In that case, I have two equations of motion for the massive ring. $$M_R \ddot x = -T\cos(\theta)$$ and $$M_R \ddot y =T\sin(\theta)$$ And ##\theta## would be the angle measured down from the horizontal, like in the drawing below.
The ring doesn't move horizontally. So, ##\ddot x = 0##. There is another horizontal force acting on the ring besides ##T \cos \theta##.

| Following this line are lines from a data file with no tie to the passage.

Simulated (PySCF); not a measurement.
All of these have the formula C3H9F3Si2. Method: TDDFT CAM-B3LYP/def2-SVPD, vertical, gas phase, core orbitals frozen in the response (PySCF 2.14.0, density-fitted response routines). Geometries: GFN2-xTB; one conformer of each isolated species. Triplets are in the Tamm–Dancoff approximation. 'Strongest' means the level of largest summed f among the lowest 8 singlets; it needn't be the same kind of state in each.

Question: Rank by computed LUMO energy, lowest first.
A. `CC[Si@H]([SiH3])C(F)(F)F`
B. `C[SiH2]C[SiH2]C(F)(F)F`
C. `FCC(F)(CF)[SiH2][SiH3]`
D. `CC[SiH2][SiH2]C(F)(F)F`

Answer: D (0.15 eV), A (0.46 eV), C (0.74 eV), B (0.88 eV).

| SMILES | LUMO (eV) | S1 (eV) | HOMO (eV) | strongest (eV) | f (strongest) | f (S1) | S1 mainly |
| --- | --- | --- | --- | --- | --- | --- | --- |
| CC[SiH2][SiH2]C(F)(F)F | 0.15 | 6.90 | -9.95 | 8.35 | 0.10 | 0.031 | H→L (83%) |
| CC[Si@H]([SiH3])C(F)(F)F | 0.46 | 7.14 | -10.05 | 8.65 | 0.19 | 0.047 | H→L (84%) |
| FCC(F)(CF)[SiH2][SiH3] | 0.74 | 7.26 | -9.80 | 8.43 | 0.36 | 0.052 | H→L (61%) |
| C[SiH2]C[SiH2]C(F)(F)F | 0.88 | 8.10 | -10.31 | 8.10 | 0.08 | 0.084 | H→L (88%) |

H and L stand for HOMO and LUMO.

Now my question is how would I relate these to ##\psi## .
When deriving the wave equation it is assumed that ##\theta## is small enough that you can make the approximation ##\sin \theta \approx \tan \theta.## Can you relate ##\tan \theta## to ##\psi##? Also, check your signs in the equation for ##\ddot y##.

• kuruman and baseballfan_ny
The ring doesn't move horizontally. So, x¨=0. There is another horizontal force acting on the ring besides Tcos⁡θ.
Whoops. The contact force from the rod.

Also, check your signs in the equation for y¨.
I've now made ##\theta## going up from the horizontal and specified y accordingly. So I have ##M_R\ddot y = -T\sin\theta##

So then following both your advice on the approximation ##M_R\ddot y \approx \frac {-Ty} {l}## where ## \tan\theta = \frac {y} {l}##.

Ok to be honest, I'm not exactly sure how to relate ##\tan\theta## to ##\psi##. I want to say that ##\psi## is the same thing as ##y## but in this case I think ##y## is the coordinate for the ring and ##\psi## for the string. Could this be some sort of boundary condition at ##x = l## for ##\psi##?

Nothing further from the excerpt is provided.